In July 2020, the Company purchased a senior mezzanine note receivable with a principal amount of $103,000. This note receivable bore interest at 5.5%, matured in December 2023 and was collateralized through an equity interest in which it or its subsidiaries wholly own 62 storage facilities. The Company paid cash of $101,142 for the loan receivable and accounted for the discount at amortized cost. The discount was being amortized over the term of the loan receivable. In February 2022, a junior mezzanine lender exercised its right to buy the Company’s position for the full principal balance plus interest due, as a result of which the Company sold this note for a total of $103,315 in cash. The remaining unamortized discount was recognized in the February 2022 as interest income.

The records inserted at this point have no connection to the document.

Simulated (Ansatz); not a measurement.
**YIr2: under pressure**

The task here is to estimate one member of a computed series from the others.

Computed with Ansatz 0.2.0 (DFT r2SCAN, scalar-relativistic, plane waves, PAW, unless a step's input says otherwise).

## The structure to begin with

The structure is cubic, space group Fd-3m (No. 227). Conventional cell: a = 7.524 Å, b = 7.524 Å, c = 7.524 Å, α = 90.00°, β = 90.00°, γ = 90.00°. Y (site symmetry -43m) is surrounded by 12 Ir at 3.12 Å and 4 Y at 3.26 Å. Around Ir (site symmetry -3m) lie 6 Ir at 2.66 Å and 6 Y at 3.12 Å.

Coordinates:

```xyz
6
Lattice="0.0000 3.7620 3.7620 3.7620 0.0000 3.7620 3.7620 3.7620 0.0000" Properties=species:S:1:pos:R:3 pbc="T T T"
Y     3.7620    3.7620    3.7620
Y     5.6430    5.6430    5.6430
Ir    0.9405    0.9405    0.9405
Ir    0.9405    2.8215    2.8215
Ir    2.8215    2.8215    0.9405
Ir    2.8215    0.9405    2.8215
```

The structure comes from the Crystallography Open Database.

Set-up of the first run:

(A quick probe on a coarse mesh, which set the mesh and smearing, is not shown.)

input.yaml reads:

The Company provides bridge loan financing to third-party self-storage operators. These notes receivable consist of mortgage loans receivable, which are collateralized by self-storage properties and unsecured mezzanine loans receivable. These notes receivable typically have a term of three years with two one-year extensions, and have variable interest rates. The Company intends to sell the majority of the mortgage receivables. During the three months ended March 31, 2023 the Company sold a total principal amount of $39,261 of its mortgage bridge loans receivable to third parties for a total of $39,261 in cash and closed on $58,378 in new bridge loans.
The bridge loans typically have a loan to value ratio between 70% and 80%. None of the debt securities or notes receivable are in past-due or nonaccrual status and the allowance for potential credit losses is immaterial.